July 26, 2012
Phainopepla male
Phainopepla male

Not long ago someone asked me to name my five favorite bands from my adult lifetime.  Journey was on the list of course.  I once heard their music described as a “wall of sound.”  I am thinking about this a couple weeks ago listening to the dawn chorus, an avian wall of sound, as I stretch out at our front yard fountain after an early morning run as the sun peeks over the new day’s edition of the monsoon clouds on the eastern skyline.

The Gila Woodpeckers are front and center, “churring” back and forth loudly, a Curve-bill is doing his wolf whistle thing, Lesser Goldfinches sing from the Palo Brea, and our local mockingbird is mimicking himself, repeating each phrase in his huge repertoire four times.  In the middle distance I can make out the squeaky little dawn song of the Western Kingbird that nested again out on the greenbelt, from the neighbor’s across the street comes the laughter of Abert’s Towhees, and the guttural tones of our State Bird, North America’s most unmusical wren, provides the background chorus as a pair of lovebirds screeches their way across the neighborhood.  A wall of sound indeed.  Many of these are probably waiting for me to go inside so they can come to drink.

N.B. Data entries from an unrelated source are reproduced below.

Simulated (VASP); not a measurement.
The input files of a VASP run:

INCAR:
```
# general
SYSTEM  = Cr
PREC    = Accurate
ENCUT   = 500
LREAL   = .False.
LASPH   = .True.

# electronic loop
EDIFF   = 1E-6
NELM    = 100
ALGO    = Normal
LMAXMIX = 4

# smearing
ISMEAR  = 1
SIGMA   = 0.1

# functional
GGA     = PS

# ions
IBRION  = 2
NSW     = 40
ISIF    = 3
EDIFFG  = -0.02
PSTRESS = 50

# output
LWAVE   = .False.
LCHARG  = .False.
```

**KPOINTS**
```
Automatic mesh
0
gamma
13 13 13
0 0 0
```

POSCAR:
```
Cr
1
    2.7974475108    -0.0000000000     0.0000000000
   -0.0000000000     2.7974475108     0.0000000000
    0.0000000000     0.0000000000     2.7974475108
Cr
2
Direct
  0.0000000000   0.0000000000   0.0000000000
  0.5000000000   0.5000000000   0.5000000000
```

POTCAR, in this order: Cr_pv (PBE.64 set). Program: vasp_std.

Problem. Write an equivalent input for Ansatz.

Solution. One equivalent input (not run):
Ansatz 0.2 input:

I catch movement along the fenceline and glance up to see a medium sized dark shape land near the mailbox--a male Phainopepla.  Wait!  What?  I do a double take.  That’s a new yard bird and, even more interesting, what is our “black cardinal” doing here in the low desert in the middle of July?  Phainopepla is the answer to a fascinating bird trivia question—what is the only North American species known to nest in two completely different habitats in the same season?

In the deserts of Arizona Phainopeplas are early spring nesters, typically in mesquite bosques, their breeding timed to coincide with the peak of the mistletoe berry crop and the first insect hatches of the year.  When the deserts begin to heat up in late spring, they move up into oak-chaparral foothills and raise a second brood.  I have never seen a Phainopepla anywhere near our neighborhood just off the south Scottsdale Greenbelt, and one this late in the summer is even more unlikely.  Between their two breeding seasons Phainopeplas are nomadic, typically traveling through the foothills in medium to large flocks of families with young of the desert breeding.  It is certainly atypical to see a black cardinal in an urban setting at any season.  Phainopeplas just don’t do cities.  I laugh to myself in disbelief.  Maybe it’s global warming.

The bird flips up into our massive old olive tree and disappears.  I listen in vain for its seldom recognized oriole like song or its standard, soft “wurp” call note.  If this bird is vocalizing, it’s lost in the wall of sound produced by the neighborhood regulars.  I never see it again, and Phainopepla takes its place in our top five most unusual yardbird list along with Gray Catbird, Rufous Hummingbird, Yellow-breasted Chat, and Townsend’s Warbler, all one day wonders.  At least the other four were obviously migrants during migration season.  I go inside and flip on the radio.  Journey’s Don’t Stop Believin’ fills the room.